Electricity tariffs are not going to go up in FY22. This is the loud and clear message from the budget document. The budgeted subsidy for the upcoming fiscal year has been earmarked at a mammoth Rs596 billion. For context, the 5-year average power sector subsidy (actual, not budgeted) is Rs213 billion. Stretch it 13 years back to FY0 9, and power subsidy averages Rs247 billion a year. By all accounts, Rs596 billion is unprecedented.

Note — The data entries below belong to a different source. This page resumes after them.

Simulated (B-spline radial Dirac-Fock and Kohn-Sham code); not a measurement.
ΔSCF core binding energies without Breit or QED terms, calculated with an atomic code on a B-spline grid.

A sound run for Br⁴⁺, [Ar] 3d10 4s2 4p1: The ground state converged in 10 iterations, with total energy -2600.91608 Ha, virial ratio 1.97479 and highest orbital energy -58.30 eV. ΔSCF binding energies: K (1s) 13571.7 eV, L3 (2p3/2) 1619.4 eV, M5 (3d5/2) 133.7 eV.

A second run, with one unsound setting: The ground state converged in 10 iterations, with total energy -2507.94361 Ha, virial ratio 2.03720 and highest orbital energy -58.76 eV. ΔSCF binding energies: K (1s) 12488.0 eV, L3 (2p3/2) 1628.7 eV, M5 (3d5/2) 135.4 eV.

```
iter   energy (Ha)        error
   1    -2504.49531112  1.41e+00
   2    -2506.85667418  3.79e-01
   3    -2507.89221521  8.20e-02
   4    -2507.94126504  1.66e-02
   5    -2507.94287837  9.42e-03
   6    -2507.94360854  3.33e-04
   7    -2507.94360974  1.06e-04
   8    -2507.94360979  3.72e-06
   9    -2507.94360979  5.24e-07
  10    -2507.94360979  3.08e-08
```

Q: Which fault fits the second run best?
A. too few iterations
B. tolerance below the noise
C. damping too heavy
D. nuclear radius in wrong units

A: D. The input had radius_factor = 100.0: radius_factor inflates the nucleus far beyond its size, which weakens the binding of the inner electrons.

More than the amount, it is the composition that matters the most. Since FY09, inter-disco tariff differential has been the bulk of power subsidies with 80 percent share in total subsidies, with subsidy for K-Electric, AJ&K, and tube wells making up the rest. The ongoing fiscal year’s revised subsidy numbers have shot up by a massive 163 percent from budgeted (10-year average: 70%). And the inter-disco tariff differential subsidy, despite breaching the budgeted amount by 74 percent – only had 50 percent share in the total subsidy.
There are numerous new entries in power sector subsidy – and rightly so. In yesteryears, budgeted amounts were always kept unrealistically low, given the ground realities. An average 74 percent overrun of the budgeted amount in the last 13 years is a good enough example.
Payment to IPPs is budgeted at Rs136 billion. This presumably pertains to the government’s MoUs with the IPPs, were dues worth Rs425 billion are slated to be cleared. Another Rs118 billion have been earmarked for Power Holding Company under the Circular Debt Management Plan (CDMP). None was budgeted under this head last year, but the revised documents show Rs46 billion for PHPL in FY21. The PHPL is aimed at securing financing for the power sector. It is a shame that the CDMP is not in public domain, to allow substantial commentary on the allocation of a rather substantial amount to PHPL.
The inter disco tariff differential at Rs184 billion seems to cover the now delayed proposed base price increase – at Rs1.8 per unit. There seems to be adequate allocation made for K-Electric under tariff differential, which is more than three times higher than FY21 at Rs56 billion. There is clear indication the national grid will be supplying significantly greater amount of electricity to KE, going forward.
The previously unbudgeted and often unfunded subsidies have now also found the way into budget documents and should serve as a clear policy indication for the industrial sector. Rs63 billion have been set aside for industrial support, of Rs37 billion are kept for industrial support package, whereas Rs26 billion are for zero-rated industries, to maintain power tariffs at regionally competitive rates.
If quarterly adjustments do not get delayed further in FY22, the budgeted amount should be adequate to keep the circular debt flow in check. The hefty amount for power subsidy should also serve as an eyeopener for policymakers of yesterday, today, and tomorrow. Now that all possible avenues have been funded, the focus should now turn towards efficiency, and improving demand. Pakistan does not have the luxury to dole out amounts of this magnitude every other year. They have got the breather. Reforms must now show.